A police chief in the West Country has called for every officer in his force to be using a body-worn camera within the next year.
The Chief Constable of Devon and Cornwall Police said the public is better protected when officers wear cameras while the Chief Constable of Avon and Somerset said complaints against officers dropped significantly since investing in the kit.
Both forces have spent hundreds of thousands of pounds on body-worn cameras but senior officers say their use will save money in the long run.
In the Avon and Somerset Force area complaints against officers have halved since they began using body cameras.
Chief Constable Andy Marsh said they save money and time by decreasing unnecessary paperwork and time giving evidence in court.
The force has invested £800,000 in the kit so far and can now record every move and every sound of an incident.

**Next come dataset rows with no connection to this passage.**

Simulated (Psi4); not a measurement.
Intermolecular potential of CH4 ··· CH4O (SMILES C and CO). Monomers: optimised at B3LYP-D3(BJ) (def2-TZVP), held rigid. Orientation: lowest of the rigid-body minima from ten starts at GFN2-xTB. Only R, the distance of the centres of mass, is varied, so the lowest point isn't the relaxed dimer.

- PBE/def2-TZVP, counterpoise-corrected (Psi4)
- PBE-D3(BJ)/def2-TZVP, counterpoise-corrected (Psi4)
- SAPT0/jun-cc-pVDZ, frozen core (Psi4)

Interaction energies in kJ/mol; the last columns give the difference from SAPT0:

2200 officers have been issues with cameras and a further 300 are available to share.
Many officers say they are now getting convictions they would not have secured without the cameras, most notably in cases of domestic violence.
In the Devon and Cornwall Force area Chief Constable Shaun Sawyer has given 270 units to armed officers but wanted to roll them out to all 3000 of his officers.
He said the public will be better served by every officer wearing a camera - something the Police and Crime Commissioner supports.
Arguments against the use of body cameras include infringement on the privacy of both officers and members of the public.
Video data and information could be open to hacks and theft - although any footage not needed has to be wiped within 28 days, the pubic have a right to see anything recorded and footage must be independently scrutinised by a Police and Crime Commissioner.
Officers admit people can change their attitude as soon as cameras are switched on with a front screen showing them what the camera is recording.